Guidance Note: Recovery of expenses under rule 49(2) of the Code
1
Introduction
1.1
Recent takeover costs disputes have highlighted the
market's need for guidance as to the scope of expenses
falling within the category of properly incurred under
rule 49(2) of the Code. Rule 49 of the Code provides:
"(1)
Despite anything in the constitution of the target company, each director of the target company is entitled to have refunded to the director by the target company any expenses properly incurred by the director on behalf, and in the interests, of holders of equity securities of the target company in relation to an offer or a takeover notice.
(2)
The target company may recover from the offeror, as a debt due to the target company, any expenses properly incurred by the target company in relation to an offer or a takeover notice, whether as a result of refunds made under subclause (1) or otherwise."
1.2
In general terms the view of the Takeovers Panel
("Panel") is that the principles put forward by the High
Court in Canterbury Frozen Meat Company Ltd v
Waitaki Farmers' Freezing Company Ltd [1972] NZLR
806 ("Canterbury Frozen Meat") in considering the
meaning of "properly incurred" expenses can be applied
to rule 49(2). Canterbury Frozen Meat was in respect
of section 11(2) of the Companies Amendment Act 1963,
which was similarly worded to rule 49(2) of the Code.

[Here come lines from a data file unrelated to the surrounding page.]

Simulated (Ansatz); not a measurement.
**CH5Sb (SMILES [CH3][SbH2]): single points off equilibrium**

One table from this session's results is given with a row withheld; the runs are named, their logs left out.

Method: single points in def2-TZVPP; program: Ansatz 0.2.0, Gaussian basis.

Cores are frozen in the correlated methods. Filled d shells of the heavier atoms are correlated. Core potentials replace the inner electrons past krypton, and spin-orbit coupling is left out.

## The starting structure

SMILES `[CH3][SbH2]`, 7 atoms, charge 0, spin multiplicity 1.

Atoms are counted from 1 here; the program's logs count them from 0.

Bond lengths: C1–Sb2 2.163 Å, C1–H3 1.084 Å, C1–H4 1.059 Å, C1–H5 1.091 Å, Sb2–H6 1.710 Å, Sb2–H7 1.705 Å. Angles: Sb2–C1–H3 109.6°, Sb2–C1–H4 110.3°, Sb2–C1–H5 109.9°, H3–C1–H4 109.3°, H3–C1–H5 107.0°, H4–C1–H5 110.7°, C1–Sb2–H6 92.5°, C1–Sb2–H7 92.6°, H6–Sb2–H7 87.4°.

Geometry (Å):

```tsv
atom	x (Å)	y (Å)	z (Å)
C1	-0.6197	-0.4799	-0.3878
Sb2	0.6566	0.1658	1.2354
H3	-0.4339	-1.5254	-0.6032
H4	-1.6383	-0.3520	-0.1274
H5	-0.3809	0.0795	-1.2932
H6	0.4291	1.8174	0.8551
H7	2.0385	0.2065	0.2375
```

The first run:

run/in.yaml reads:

Section 11(2) was superseded by rule 49(2).
1.3
The expenses scrutinised by the Court in that case were consistent with the corporate takeovers environment at that time and the facts of the case. Those expenses were relatively confined in nature and included a consideration of expenses incurred in relation to defensive tactics, described by the Court as actions resisting the takeover.
1.4
In the Panel's view, it is not correct to treat the expenses actually approved by the Court in Canterbury Frozen Meat as being exhaustive of what expenses might be properly incurred whether in 1972 or in the current takeovers environment. What is critical is the nature of the expense and whether it falls within the general category of expenses identified by the Court. In making such a determination, regard must be had to the legal and corporate environment in which takeovers occur. Since 1972, law and practice as it affects takeovers has undergone substantial change. The responsibilities, accountabilities and expectations to which target companies and their Boards are now subject in the face of a takeover offer, bear upon the actions they take and the expenses which they incur.
1.5
The Panel received conflicting submissions from market
participants on its draft of this guidance note. Some submissions urged that the categories of recoverable expenses should be expanded considerably, without restriction (other than reasonableness), to expenses such as success fees charged by professionals to target companies. Others urged restricting the recovery of costs to expenses related to notices and target company statement obligations alone.